German exports plunged in August by their largest amount since the height of the financial crisis.
They were down by 5.8 percent, though the Federal Statistics Office said that was partly due to summer holidays being taken later than usual in some German states, which also hit imports.
It is the latest sign that the economy is faltering amid broader eurozone weakness and crises abroad which have battered confidence and delayed German firms’ investment plans.
Earlier in the week we learned of steep drops in industrial orders and output data.
At the same time a group of leading economic institutes slashed their growth forecasts.
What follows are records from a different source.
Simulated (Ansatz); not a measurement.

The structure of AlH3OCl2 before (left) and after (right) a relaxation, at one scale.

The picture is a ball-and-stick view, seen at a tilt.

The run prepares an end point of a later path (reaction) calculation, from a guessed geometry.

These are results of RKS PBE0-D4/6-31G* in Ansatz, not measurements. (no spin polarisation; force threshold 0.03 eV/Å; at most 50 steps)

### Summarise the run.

They are now expecting Europe’s largest economy to expand by 1.3 percent this year and 1.2 percent next, down from 1.9 and 2.0 percent previously.
The institutes also urged the government to increase growth stimulus through capital spending and to encourage private investment, stressing there was sufficient “financial room for manoeuvre”.
Chancellor Angela Merkel’s government has faced pressure from within Germany as well as from ailing European states such as France and Italy to ratchet up public investment in infrastructure instead of prioritising deficit reduction.
The institutes indicated that the government could do more: “The most important job for economic policy in this field is to boost growth and create the right conditions for investment. There is some room for manoeuvre for constructive fiscal policy,” they said, pointing to taxes and public spending.
Germany had a strong start to the year but shrank by 0.2 percent in the second quarter. Evidence is mounting that it barely grew in the third quarter and some economists are forecasting another contraction in that period, which would amount to a technical recession.